Parsl / parsl

Parsl - a Python parallel scripting library
http://parsl-project.org
Apache License 2.0
484 stars 194 forks source link

Job submitted via SGE scheduler hangs until walltime #3542

Open giordano opened 1 month ago

giordano commented 1 month ago

Describe the bug

I have a pipeline for an SGE-based cluster which looks roughly like

import parsl
from parsl import bash_app

from parsl.channels import LocalChannel
from parsl.config import Config
from parsl.executors import HighThroughputExecutor
from parsl.providers import GridEngineProvider
from parsl.usage_tracking.levels import LEVEL_1

config = Config(
    executors=[
        HighThroughputExecutor(
            label=system,
            max_workers_per_node=1,
            worker_logdir_root=logdir_root,
            provider=GridEngineProvider(
                channel=LocalChannel(),
                nodes_per_block=1,
                init_blocks=1,
                max_blocks=1,
                walltime="00:30:00",
                scheduler_options='#$ -pe mpi 18',
                # Parsl python environment need to be loaded and activated also
                # on the compute node.
                worker_init="...", # here I'm manually loading shell script file (#3538) and activating Python environment (#3541)
            ),
        )
    ],
    #  AdHoc Clusters should not be setup with scaling strategy.
    strategy='none',
    usage_tracking=LEVEL_1,
)

@bash_app
def test():
    return 'echo hello world'

parsl.load(config)
test().result()

The bash app works all fine as far as I can tell (also the more complicated one I'm actually using, I'm showing here echo hello world just for simplicity), but the problem is that the job never finishes and is only killed by the scheduler when the requested is walltime is reached.

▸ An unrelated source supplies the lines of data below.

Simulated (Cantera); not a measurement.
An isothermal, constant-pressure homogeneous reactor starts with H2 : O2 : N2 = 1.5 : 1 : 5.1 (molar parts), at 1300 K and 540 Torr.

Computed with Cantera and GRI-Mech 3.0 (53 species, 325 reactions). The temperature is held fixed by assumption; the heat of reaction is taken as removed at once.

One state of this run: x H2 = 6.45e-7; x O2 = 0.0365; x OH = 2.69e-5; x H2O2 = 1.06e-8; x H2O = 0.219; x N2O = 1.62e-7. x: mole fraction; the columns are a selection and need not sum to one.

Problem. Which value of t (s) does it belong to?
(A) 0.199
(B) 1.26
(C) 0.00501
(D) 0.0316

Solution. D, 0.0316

The submit job script looks like

#!/bin/bash
#$ -S /bin/bash
#$ -o ...
#$ -e ...
#$ -cwd
#$ -l h_rt=00:30:00
#$ -pe mpi 18

# here I activate the Python environment...

export JOBNAME="..."

set -e
export CORES=$(getconf _NPROCESSORS_ONLN)
[[ "1" == "1" ]] && echo "Found cores : $CORES"
WORKERCOUNT=1
FAILONANY=0
PIDS=""

CMD() {
process_worker_pool.py  --max_workers_per_node=1 -a 10.34.0.15,127.0.0.1,10.28.101.3,193.60.238.110,10.128.20.15,192.168.122.1,10.128.24.15 -p 0 -c 1.0 -m None --poll 10 --task_port=54459 --result_port=54664 --cert_dir None --logdir=...--block_id=0 --hb_period=30  --hb_threshold=120 --drain_period=None --cpu-affinity none  --mpi-launcher=mpiexec --available-accelerators 
}
for COUNT in $(seq 1 1 $WORKERCOUNT); do
    [[ "1" == "1" ]] && echo "Launching worker: $COUNT"
    CMD $COUNT &
    PIDS="$PIDS $!"
done

ALLFAILED=1
ANYFAILED=0
for PID in $PIDS ; do
    wait $PID
    if [ "$?" != "0" ]; then
        ANYFAILED=1
    else
        ALLFAILED=0
    fi
done

[[ "1" == "1" ]] && echo "All workers done"
if [ "$FAILONANY" == "1" ]; then
    exit $ANYFAILED
else
    exit $ALLFAILED
fi

I can't spot anything wrong with the job script options, my understanding is that process_worker_pool.py never finishes and wait $PID waits forever. I also don't know if this is really specific to SGE, this is just where I'm experiencing the issue.

To Reproduce

Steps to reproduce the behavior, for e.g:

  1. Setup Parsl 2024.07.15 with Python 3.11.3 on cluster
  2. Run the pipeline above
  3. Wait for the job to finish
  4. Realise the app ran successfully in few minutes/seconds, but the job had to wait the walltime to be released

Expected behavior

Ideally the job would finish when the app work is done, not until the walltime, which may be set conservatively large, and it's a waste of resources to keep a node busy for doing exactly nothing.

Environment

Distributed Environment

benclifford commented 1 month ago

How this is meant to work is that the Parsl scaling code - the same code that submits the batch job - is also meant to cancel the batch job at exit. That's what is meant to kill process worker pools, rather than the pools exiting themselves.

You need to shut down parsl to do that though -- this used to happen at exit of the workflow script automatically, but modern Python is increasingly hostile to doing complicated things at Python shutdown and so this was removed in PR #3165

You can use Parsl as a context manager like this:

with parsl.load(config)
    test().result()

and when the with block exits, Parsl will shut down.

That's the point at which batch jobs should be cancelled. You should see that happen in parsl.log along with a load of other shutdown stuff happening.

If you are still getting leftover batch jobs even with with, attach a full parsl.log from your example above and I'll have a look for anything obviously weird.